The military wants to know the general health-related behaviors of its members—including diet, exercise, sleep habits, alcohol and tobacco use, and even sexual activities.
And it is not afraid to ask.
Invitations have already starting going out via regular mail and military email to 400,000 active- and reserve-component personnel to participate in the Defense Department’s 2018 Health-Related Behaviors Survey.
About one in five Guardsmen and Reservists will be sent the survey to ensure the results reflect the true Total Force. The ratio is higher than in the active component, but officials said they have an easier time getting active-component personnel to participate.
Information and data from the results helps shape health policies and programs to improve force health and readiness.
The survey “gives DoD a sense of the force readiness,” said Sarah Meadows, a senior sociologist with RAND Corporation.
“This is one of the ways that the military can take the pulse of what’s going on,” Meadows said. “By using this data across time, it allows DoD to see trends that might indicate a problem that isn’t a full-blown problem quite yet, but it might be an upcoming threat to readiness. They can address it while it’s still a lesser issue.”
The Pentagon asked RAND and its subcontractor, Westat, to design, field and analyze the survey, which is web-based and confidential.
Randomly selected service members can complete the survey by referencing the invitation for a specific web address and user code.
Officials said completing the survey takes about 20 minutes and can be completed any time through Feb. 28 during duty hours using a government computer, personal computer or mobile device.
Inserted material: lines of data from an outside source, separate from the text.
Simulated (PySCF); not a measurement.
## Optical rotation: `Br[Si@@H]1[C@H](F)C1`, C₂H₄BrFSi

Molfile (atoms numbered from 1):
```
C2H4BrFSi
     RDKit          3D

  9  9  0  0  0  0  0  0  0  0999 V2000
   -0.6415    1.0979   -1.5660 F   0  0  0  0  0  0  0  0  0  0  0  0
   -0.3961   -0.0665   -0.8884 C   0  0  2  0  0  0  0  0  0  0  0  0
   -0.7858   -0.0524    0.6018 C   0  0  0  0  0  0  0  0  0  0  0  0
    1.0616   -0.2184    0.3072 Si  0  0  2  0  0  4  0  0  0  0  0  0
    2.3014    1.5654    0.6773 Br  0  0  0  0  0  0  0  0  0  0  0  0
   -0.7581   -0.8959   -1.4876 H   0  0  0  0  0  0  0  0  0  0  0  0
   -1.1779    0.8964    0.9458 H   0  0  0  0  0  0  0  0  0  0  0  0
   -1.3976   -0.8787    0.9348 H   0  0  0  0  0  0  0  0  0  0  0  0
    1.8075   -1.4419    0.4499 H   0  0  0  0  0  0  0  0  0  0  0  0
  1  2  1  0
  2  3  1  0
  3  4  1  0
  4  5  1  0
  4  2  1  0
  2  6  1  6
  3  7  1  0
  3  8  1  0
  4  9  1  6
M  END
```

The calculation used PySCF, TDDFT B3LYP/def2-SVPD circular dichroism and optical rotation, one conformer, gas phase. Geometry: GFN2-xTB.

Since the survey is confidential and managed by a third party, DoD, the services and a service members’s chain of command will not know who completed it. No responses will be linked to personal identifiers or military records.
These procedures are in place to encourage service members to participate in the survey without fear anyone will match answers back to names.
Dating to 1980, the Pentagon conducts the survey about every two to four years. Results from this year’s survey will be posted to the DoD website as soon as the final report is ready. Results from the last survey, in 2015, are available on RAND’s website here.